We generate and sign the zone on the so-called hidden master (HM) server. For a very long time, we had been using the BIND DNS daemon for generating and our own fine-tuned scripts for signing (because no other way was possible when we first launched DNSSEC). If it works, don’t touch it, everyone knows this rule. But when you have a developer of the DNS daemon Knot in your team, you can’t resist and eventually try out their child for this part of the DNS infrastructure. All the more so when the child is the “fastest in its class”, proved itself in anycast DNS servers and it can also replace somewhat dusty signing scripts (thanks, Marian!) with well-documented and maintained code. “Trust, but verify” – this is twice as true for such an operation. That’s why our administrators first simulated the change of HM in the test environment and broke the change in production environment into several stages, first sending to the new HM system test domains, then our second-order production domains according to their importance, then the ENUM domain and eventually the .CZ domain. Since we have all registry servers (as well as the rest of the infrastructure) in three geographically remote locations, we were able to arrange for one part of the traffic to flow through the original HM, and the other through the new ones. We took full advantage of this when switching to Knot DNS. By testing, we found that anycast DNS instances that run with the DNS daemon NSD take longer to accept zone changes from the new location after the HM change. In this regard, Knot DNS and BIND respond without delay. A faster acceptance of the change can be forced by restarting the NSD daemon, but this will cause a several-minute outage of DNS functionality.
Therefore, it was necessary to stop propagating our prefixes at these locations during the transition (i.e. make them invisible to the user), restart first, wait for the zone to be downloaded from the new location, and then make the location available again from the outside. If we did not do this, then individual DNS anycast nodes in different places of the world would respond to the same query differently, and this is definitely not desirable. Part of the transition to the new HM was to simulate the communication of an external user with an anycast node with the zone being already generated using the new HM. To do this we disconnected one DNS anycast location from the Internet, operated a DNS resolver in that location, and set it up to query the very disconnected anycast node. We also arranged for this anycast node to receive zone updates from the new HM, and then we tested whether DNS queries directed through the local resolver to the disconnected DNS node with the new zone were forwarded correctly. For example, we have verified that DNSSEC is validated correctly. Furthermore, a number of inspections were carried out (e.g. whether the .CZ zone is correctly signed, whether it is possible to distribute the new zone in short times to all anycast locations, etc.). The detailed plan for the transition to the new HM also contained a part that, fortunately, was not used: a plan for restoration to the original state if any of the steps did not get us where we expected. In my summary of changes, I leave out many “details”, such as the fact that we maintained a functional dual signing system for DNSSEC (signing individual zones using ZSK and signing DNSKEY records using KSK, which is still performed for us by the CSIRT team – e.g. see this article). Well, not exactly “maintained” – they have also made the transition to Knot DNS to make the change even more complex. The tools notorious among administrators, such as https://dnsviz.net, https://dnssec-analyzer.verisignlabs.com (for verifying and visualizing the correctness of DNSSEC settings, currently used KSK and ZSK) or just the ordinary dig were used to test whether the whole operation went well.

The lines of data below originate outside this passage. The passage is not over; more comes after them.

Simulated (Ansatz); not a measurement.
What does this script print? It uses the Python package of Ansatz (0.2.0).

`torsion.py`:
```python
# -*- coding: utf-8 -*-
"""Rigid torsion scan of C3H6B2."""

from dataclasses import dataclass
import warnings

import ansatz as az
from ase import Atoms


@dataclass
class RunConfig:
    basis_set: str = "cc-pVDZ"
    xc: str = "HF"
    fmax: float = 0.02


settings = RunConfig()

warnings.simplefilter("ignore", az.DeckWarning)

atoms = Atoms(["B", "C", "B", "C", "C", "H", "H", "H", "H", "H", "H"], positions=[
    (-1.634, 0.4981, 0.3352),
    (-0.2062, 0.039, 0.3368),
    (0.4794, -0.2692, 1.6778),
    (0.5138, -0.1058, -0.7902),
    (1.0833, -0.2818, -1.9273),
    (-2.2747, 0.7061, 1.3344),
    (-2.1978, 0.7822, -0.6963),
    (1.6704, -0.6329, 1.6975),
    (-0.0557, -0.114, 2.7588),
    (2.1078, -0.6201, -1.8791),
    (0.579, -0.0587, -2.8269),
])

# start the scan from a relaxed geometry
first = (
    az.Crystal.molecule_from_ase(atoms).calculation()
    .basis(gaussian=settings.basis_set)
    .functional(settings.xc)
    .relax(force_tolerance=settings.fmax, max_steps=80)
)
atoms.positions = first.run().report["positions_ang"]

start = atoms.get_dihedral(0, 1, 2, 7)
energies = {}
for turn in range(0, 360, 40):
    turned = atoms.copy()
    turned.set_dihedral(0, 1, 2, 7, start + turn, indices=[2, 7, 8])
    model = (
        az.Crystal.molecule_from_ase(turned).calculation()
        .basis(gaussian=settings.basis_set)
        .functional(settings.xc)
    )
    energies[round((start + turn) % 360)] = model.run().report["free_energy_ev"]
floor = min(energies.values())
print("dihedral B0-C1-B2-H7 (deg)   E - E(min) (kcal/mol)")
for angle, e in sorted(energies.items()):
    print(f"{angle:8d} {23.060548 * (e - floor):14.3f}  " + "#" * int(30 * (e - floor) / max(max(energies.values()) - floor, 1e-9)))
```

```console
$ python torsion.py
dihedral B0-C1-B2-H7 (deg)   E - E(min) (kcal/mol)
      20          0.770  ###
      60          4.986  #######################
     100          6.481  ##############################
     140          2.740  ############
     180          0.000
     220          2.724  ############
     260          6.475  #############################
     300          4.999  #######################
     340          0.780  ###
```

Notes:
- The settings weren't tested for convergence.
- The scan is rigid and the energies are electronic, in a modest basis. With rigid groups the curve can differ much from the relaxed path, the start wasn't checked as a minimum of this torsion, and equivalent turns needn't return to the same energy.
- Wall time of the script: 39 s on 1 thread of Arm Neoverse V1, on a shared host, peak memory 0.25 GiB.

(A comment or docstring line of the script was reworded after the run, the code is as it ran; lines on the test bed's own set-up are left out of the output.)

So, since last week, the .CZ registry generation and signing system is built on a completely new core, which is more powerful and safer. And since its basis is our own Knot DNS, we can count on its further development to meet our needs.
Are you feeling, as I am right now, like bowing down before the service guys and slipping them a little something for their trouble? Has this changed the way you see their work, especially here at CZ.NIC? If at least one of you answers “yes”, the article has fulfilled its purpose. May your DNS and your car run well!